A product roadmap Kanban works much the same way. It sorts through all of the information in your product roadmap and puts it in stacks organized by whatever you need at the moment. Then you can quickly look at the appropriate stack to see all of the information that you need right now. Maybe that's all high priority tasks, or all overdue tasks, or all tasks related to the presentation that you're giving tomorrow.
Your full project roadmap is still sitting in your spreadsheet with all of the information at once, but Kanban is the fancy technology that serves up exactly what you need to know, when you need to know it.
Kanban was originally developed by Taiichi Ohno, an engineer working at Toyota, to improve manufacturing efficiency. Since then, product management Kanban has become very popular around the world. If Toyota isn't using their old slogan, they could repurpose it and have people saying, "I love what you do for me, Kanban."

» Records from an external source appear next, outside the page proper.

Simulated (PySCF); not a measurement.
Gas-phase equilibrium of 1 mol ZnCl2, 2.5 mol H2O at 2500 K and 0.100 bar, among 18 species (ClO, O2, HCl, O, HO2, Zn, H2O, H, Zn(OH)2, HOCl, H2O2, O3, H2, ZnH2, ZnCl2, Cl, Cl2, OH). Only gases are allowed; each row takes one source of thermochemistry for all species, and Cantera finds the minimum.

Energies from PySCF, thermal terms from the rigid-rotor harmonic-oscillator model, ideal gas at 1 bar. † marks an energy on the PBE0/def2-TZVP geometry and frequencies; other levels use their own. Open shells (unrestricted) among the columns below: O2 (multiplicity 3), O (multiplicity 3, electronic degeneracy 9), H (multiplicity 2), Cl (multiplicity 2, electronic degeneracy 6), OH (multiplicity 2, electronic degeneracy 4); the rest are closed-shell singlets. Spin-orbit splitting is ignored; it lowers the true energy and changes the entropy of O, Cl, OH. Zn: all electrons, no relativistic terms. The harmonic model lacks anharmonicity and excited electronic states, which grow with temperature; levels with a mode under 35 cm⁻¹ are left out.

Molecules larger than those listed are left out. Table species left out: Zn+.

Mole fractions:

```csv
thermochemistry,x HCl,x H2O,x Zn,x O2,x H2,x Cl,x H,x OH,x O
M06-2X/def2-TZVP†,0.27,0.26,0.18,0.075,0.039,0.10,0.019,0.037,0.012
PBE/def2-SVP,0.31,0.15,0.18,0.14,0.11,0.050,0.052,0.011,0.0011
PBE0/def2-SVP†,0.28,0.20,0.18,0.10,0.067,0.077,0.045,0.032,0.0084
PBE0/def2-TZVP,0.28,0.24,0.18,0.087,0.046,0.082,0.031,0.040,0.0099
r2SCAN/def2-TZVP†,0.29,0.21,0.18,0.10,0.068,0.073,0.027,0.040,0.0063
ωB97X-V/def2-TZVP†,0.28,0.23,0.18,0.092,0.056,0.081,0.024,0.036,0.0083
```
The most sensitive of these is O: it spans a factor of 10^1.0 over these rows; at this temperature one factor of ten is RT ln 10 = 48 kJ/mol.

Before GPS navigation, people used to just pull over at gas stations, farm stands, or in front of random pedestrians, and go right up and ask them for directions. In retrospect, this makes no sense. We don't outsource any other unrelated knowledge task like this. You'd never just pull up at a gas station and ask them, "Hey, my latest build isn't rendering correctly, any idea where to look in my code for the error?"
While there are some similarities between travel roadmaps and product roadmaps, it is also important to be aware of the differences. For example, when planning a driving route with a travel roadmap, it is often a good idea to avoid traffic as much as possible. Conversely, this ends up being a very bad idea when planning a product roadmap for your new website.
This product roadmap template is where you'll lay out everything that needs to happen for your product to be complete. List each Task on a separate row, tagging it with a Priority and Type for easy categorization. Assign each task to the person responsible for it, and include a Due Date.
Give each task a short Description to explain what it entails, and a Workload rating to estimate the amount of work. More information may optionally be added in the Notes field or attached as Files if necessary.
Track each task by selecting a progress Status. Status can be updated as tasks are completed.
Use the left-hand Kanban view options to see all of your information as stacks of cards, sorted into columns by Priority, Type, or Status. Other left-hand view options will let you rearrange the spreadsheet so it is Grouped by priority, type, or status.
Users without access to the full project roadmap template may still add backlogged tasks to the spreadsheet via the integrated Task Form.
Because while it's important to have all of the information about the tasks that need doing in order for your project to be successful... you don't want to have to look through all of that information every single time.
A product roadmap with Kanban is the best of both worlds. It's a spreadsheet where you can track all of the tasks essential for your product, along with who is working on them, when they're due, and whether they're proceeding on schedule. But it's also Kanban views that let you instantly see what you want to know right now, without having to look through the rest of the data.
Sure, it only wastes half a minute to read through a handful of irrelevant lines on a spreadsheet. But if your company has six people who each look at a spreadsheet 10 times a day, suddenly you're losing 10 hours per month. Kanban view gives you the stack of cards you care about, and you can save time by not having to scan through the rest.
Admittedly, this is a template for product managers who want to simplify. So if you're juggling multiple teams on a complex project, you might prefer more information at once rather than less, and could be better off with a Product Roadmap with Gantt Template.
But if you don't want to read through your whole product roadmap template every time you're quickly checking up on your Design tasks, you might appreciate the Kanban view options here.
Product managers suffering from information overload, Henry David Thoreau, and anyone else who wants to simplify, simplify.